Impossible Conclusions: Life in Shades of Grey

“Not all those who wander are lost.” ~ J.R.R. Tolkien

I’m gradually learning to embrace the fact that life’s greatest questions really have no conclusions.

Bradley Harris of Memphis, TN, is my editor, and, moreover, my greatest teacher. Once again, his editor’s notes have given me more than sound writing advice. They’ve given me a lesson in life.

Two weeks ago I sent Brad the final never-ending draft of my first non-fiction book. In the final chapter, I’d unknowingly drawn a conclusion I suppose my subconscious believed would give encouragement to the reader and set up a call to action for living a better life.

Puerto Cayo Manabi

Captured by Dana, me, wandering in thought, in Puerto Cayo, Manabi, Ecuador.

Brad’s notes challenged the conclusion, and the very notion the book required a tidy, happily-ever-after ending. And I knew immediately he was right.

And thank goodness for his profound advice; for without it, I might never have survived the last 24 hours – one of the most confounding days of my life.

“The yearning to know What cannot be known, to comprehend the Incomprehensible, to touch and taste the Unapproachable, arises from the image of God in the nature of man.” ~ A.W. Tozier

My days are painfully predictable. I get out of bed around 3 a.m., write, drink coffee, research, go to work and come home exhausted to hit the bed around 7 p.m. Yesterday’s schedule was typical. It was just greyer than most.

After a 4 a.m. blog post, I scanned my WordPress reader, something I almost never do. When I randomly stopped by Holly Michael’s blog I found she’d nominated me for an undeserved award, and said some very kind things about my work. You may view Holly’s inspirational site here: http://wp.me/1Gxnc

Anyone else would have been thrilled, but it set into motion an entire day of questioning the priorities in my life. And that really doesn’t take much for a 46-year-old guy who’s well into mid-life crisis

So the day begins at 3 a.m. wondering about the possibility of “life’s calling” as a writer.

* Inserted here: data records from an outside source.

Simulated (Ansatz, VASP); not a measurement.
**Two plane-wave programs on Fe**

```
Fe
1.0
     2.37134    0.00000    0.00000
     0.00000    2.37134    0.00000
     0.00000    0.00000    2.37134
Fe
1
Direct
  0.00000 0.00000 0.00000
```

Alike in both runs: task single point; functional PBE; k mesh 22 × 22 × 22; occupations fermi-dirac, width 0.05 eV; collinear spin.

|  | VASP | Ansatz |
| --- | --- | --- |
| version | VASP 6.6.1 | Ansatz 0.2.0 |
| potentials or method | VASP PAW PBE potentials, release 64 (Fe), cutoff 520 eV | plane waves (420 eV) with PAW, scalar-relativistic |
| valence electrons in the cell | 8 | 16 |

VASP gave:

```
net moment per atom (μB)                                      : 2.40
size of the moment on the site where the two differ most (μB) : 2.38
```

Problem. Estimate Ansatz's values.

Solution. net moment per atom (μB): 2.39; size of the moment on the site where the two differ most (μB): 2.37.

Next up, around 4:30 a.m. I get a blog post notification from www.laspalmasecuador.com – a pictorial update of a home we’re building in Puerto Cayo, Ecuador. The progress is amazing. Dana and I love everything about Puerto Cayo – particularly the business potential, and the opportunities to build a meaningful missional community there. Something very grey from 5,000 miles away is screaming to me, but with a grey, clouded clarity. You may view yesterday’s post about that news here: http://wp.me/p2bjEC-yA

By 4:30 a.m., it’s already an emotional morning. My wife says she’ll pray for me throughout the day. My best friend, knowing my confounding situation, sends me a note that says “go with your gut.” What he doesn’t know is that my gut’s the very thing that scares the daylight out of me.

I finish the routine and make the 10-minute drive to work, and think of my dad who passed away in February. I wish I could speak to him, but he’s not here. And I cry most of the way to work.

Tuesday 8-5 is spent preparing for the next day’s business trip to Thayer, MO. I’ll embark on that trip about 4 hours from now. The thinking time on the road will be precious, and for that I’m grateful.

Five o’clock and I’m waiting in line at Domino’s Pizza. My mind races through the events of the day, and all the writing projects on the schedule. There’s a manuscript to complete, then two more books to finish the trilogy. Then, I predictably wonder what comes after that?

Brad’s notes immediately come to mind: Why draw a conclusion? The most important things don’t require a black and white answer.

This side of heaven, the most important questions in life are inconclusive.

So now, another project stands on the sideline. I’ve purchased the domain: www.theimpossibleconclusion.com

What I’ll do with it stands in the shadow of greyness for now.